The Woven City aims to combine nature and technology for a fresh approach to urban planning and design. With the help of the innovative architectural firm Bjarke Ingels Group (BIG), the Woven City master plan includes three designs for street usage, with each street type physically separated from each other and weaving to form an organic grid pattern of 3x3 city blocks:

• One road is designated for use by higher speed/zero emission automated vehicles.
• Another street is designed for a mix of lower speed personal mobility vehicles, such as bikes, e-bikes, and e-scooters.
• The third road is a park-like promenade only for pedestrians.

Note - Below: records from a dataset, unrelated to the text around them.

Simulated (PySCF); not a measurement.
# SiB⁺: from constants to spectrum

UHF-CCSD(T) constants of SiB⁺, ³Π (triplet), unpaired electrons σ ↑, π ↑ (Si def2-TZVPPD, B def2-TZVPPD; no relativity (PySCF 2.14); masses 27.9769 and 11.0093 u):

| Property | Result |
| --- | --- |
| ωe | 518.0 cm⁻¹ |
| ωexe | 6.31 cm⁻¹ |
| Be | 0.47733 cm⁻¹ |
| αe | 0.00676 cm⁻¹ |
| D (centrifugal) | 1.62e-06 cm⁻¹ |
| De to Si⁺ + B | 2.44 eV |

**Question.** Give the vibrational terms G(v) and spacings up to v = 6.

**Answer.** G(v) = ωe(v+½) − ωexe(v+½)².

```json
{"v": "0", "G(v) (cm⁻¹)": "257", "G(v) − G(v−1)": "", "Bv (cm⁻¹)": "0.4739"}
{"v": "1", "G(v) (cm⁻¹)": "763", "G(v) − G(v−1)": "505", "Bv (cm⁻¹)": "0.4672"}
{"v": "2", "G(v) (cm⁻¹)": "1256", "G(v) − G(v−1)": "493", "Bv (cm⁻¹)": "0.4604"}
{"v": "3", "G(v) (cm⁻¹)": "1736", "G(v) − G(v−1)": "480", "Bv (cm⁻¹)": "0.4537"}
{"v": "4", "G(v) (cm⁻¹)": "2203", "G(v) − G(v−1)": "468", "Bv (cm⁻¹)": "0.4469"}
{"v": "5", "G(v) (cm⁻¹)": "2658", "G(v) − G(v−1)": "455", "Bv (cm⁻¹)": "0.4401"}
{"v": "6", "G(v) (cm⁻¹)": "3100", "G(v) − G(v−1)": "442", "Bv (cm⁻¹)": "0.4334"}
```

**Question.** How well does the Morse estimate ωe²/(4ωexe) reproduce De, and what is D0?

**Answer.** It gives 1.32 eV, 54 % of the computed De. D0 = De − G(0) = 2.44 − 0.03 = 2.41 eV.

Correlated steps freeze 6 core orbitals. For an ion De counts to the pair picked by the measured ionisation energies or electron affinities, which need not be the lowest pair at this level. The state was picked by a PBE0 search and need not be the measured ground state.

Toyota’s Woven City: Main Square Grid, by Mobility Type

(Source: Bjarke Ingels Group)

Unlike most cities, where streets combine all transport modes in a somewhat chaotic manner, separated streets offer the potential for less congestion, improved safety, and higher levels of integration with nature. Considering the Woven City is being built and designed from scratch, it has major advantages over established cities trying to layer new requirements on old street layouts. The strategy of integrating mobility options across different road types should provide insight on what approaches work best. However, applying these lessons from a walled-off model city to real-world city environments is difficult based on historical construction and embedded usage patterns. 

Questions Moving Forward

Toyota’s vision for a city of the future is impressive—innovative building designs, separate streets for specific use-cases, cutting-edge technology deployments, traditional Japanese building techniques, and high levels of integration with nature. However, for the project to be successful, several key issues must be resolved and should be the focus for Toyota moving forward: 

• Determine what insights a model city can have for real-world city environments and if the Woven City solutions can make an impact at scale. 
• Learn from the failures of previous Greenfield smart city projects, such as Masdar City.
• Avoid public backlash over data privacy by potentially adhering to use of global data privacy programs (e.g., The Cities Coalition for Digital Rights). Similar smart city programs, such as Sidewalk Labs’ Quayside project in Toronto, have become a contentious testing ground over data ownership—resulting in the project being scaled back significantly from its original vision. Putting residents in control of their personal data and how it is used plays a critical role in ensuring initial public acceptance, and eventual scaling, of the Woven City.